# Topknot mats galore!!



## puppydoll (Jul 11, 2013)

Carley has worn topknots since she was old enough to have one. The last few weeks she has been matting her topknot near the band. I change it everyday but she is matting it something awful. She has lost half of her topknot hair because of tangles that even with the most patience will not come out without lots of hair.

So what I have done: loosened it and made the topknot smaller. I was making a topknot then adding one behind it to keep the hair out of her eyes. I am wondering if she doesn't like that hair in the back put up.

Also, I am trying to wrap her topknots with paper now. I used wax paper a few days until I got the mesh ones at Sallys. They did not have the regular ones. I noticed she matted that too. The wax paper was better but didn't look great.

Help Help Help!! Her topknot will soon be gone and that it not what I want!


----------



## Furbabies mom (Jul 25, 2011)

Maybe it's the kind of bands you're using . I too put two bands in the hair to keep it from falling in their eyes. I use the thin ones from Topline pets. I've used others but these work the best for me.


----------



## cyndrae (Aug 30, 2009)

Lilly and Daisy always mess with their top knots when their eye lashes get long and are caught up in the band. I always look for them and trim just the lash back.

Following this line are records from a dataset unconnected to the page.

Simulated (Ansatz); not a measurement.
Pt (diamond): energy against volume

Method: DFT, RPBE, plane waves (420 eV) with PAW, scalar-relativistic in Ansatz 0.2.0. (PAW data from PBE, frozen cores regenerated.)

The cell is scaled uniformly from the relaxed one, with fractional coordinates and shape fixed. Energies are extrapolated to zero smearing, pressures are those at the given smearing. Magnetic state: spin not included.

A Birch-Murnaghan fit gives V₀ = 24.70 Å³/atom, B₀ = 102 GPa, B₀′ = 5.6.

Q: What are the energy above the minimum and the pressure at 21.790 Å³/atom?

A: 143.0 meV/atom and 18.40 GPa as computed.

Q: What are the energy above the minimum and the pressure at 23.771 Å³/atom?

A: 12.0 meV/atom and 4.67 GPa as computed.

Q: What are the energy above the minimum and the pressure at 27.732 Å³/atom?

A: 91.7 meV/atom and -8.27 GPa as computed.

Maybe that is what is happening with Carlie.


----------



## Dominic (Nov 4, 2012)

Must be the bands, I like the Topline Snag Free bands and use a band scissor to cut it off instead of pulling it out. The bands with latex are a disaster for us, it mats and gets all dirty around it.


----------



## puppydoll (Jul 11, 2013)

Furbabies mom said:


> Maybe it's the kind of bands you're using . I too put two bands in the hair to keep it from falling in their eyes. I use the thin ones from Topline pets. I've used others but these work the best for me.


Thanks Deborah!


----------



## puppydoll (Jul 11, 2013)

cyndrae said:


> Lilly and Daisy always mess with their top knots when their eye lashes get long and are caught up in the band. I always look for them and trim just the lash back.
> 
> Maybe that is what is happening with Carlie.


Thanks Cindy! I'll watch out for those eyelashes.


----------



## puppydoll (Jul 11, 2013)

Dominic said:


> Must be the bands, I like the Topline Snag Free bands and use a band scissor to cut it off instead of pulling it out. The bands with latex are a disaster for us, it mats and gets all dirty around it.


Thanks Beatriz!! I emailed them to see what the snag free were made of. They emailed me back so fast and said it was made of silicone. I actually think I bought some in the baby department of a store the other day that are silicone. 
Thanks so much!


----------



## Lou's Mom (Apr 8, 2014)

Jane - we'll have to look for those on Friday!!!


----------



## Ann Mother (Dec 18, 2013)

Wow I use baby dept silicone ones but would like smaller ones. 😃So top line has them? Listed as the snag free?


----------



## Ann Mother (Dec 18, 2013)

Snag free does not list a size. I wonder if the clear non latex are silicone because I want 5/16?


----------



## Ann Mother (Dec 18, 2013)

Sorry no matting with silicone for me too.


----------



## puppydoll (Jul 11, 2013)

Ann Mother said:


> Snag free does not list a size. I wonder if the clear non latex are silicone because I want 5/16?


That's a good question Ann Mother. I wonder too.


----------



## MalteseObsessed (Mar 7, 2010)

I had asked Jenny about her snag free and if they were silicone and here was her answer

_Yes, the snag free bands are silicone & a little larger than 5/16”, more stretchier too.
_

I like the bands from toplinepet.com and I just ordered some of the pastels w/white and the fluorescent == you get 2 packs for $1 which is pretty good deal, so i ordered some bling and bows too from her. 

I don't find a problem with matting with these bands and they don't cut and break the hair either


----------



## Ann Mother (Dec 18, 2013)

I got the silicone clear 5/16 orthodontic bands. I love them. Just the right size. Hedy those bands you got don't give you a size option. What size were they?


----------



## MalteseObsessed (Mar 7, 2010)

Pat - they are the size of a cheerio, but they are quite easy to stretch out ~~ unlike the ortho bands that stay pretty tight. If I leave them in a few days, they sometimes pop on their own. They don't mat or cut the hair. 

I agree the latex ones I have also, and I really don't find any use for them at all. They are super thick too.

I sometimes use the clear ortho latex free ones, but they don't stretch much so my big giant fingers find them hard to work with.


----------



## cyndrae (Aug 30, 2009)

*a little late*

I have been watching this thread and finally have a minute to take a couple of pictures and comment.
I am always on the look out for good bands. These are the ones I like the best so far.









they are latex free and I put one against a ruler for size.








They are come in clear and color. I end up wrapping them 2 to 3 time around.

















I have purchased from Amazon and directly from Fantasy Farm Products.


----------



## my4jewels (Jul 8, 2013)

If you have a Dollar Tree store near you, you can get silicone no snag elastic, 500 for $1. I have been using them for quite a while. They come in clear, black and other mixed colors. They work really well for my Tegan.


----------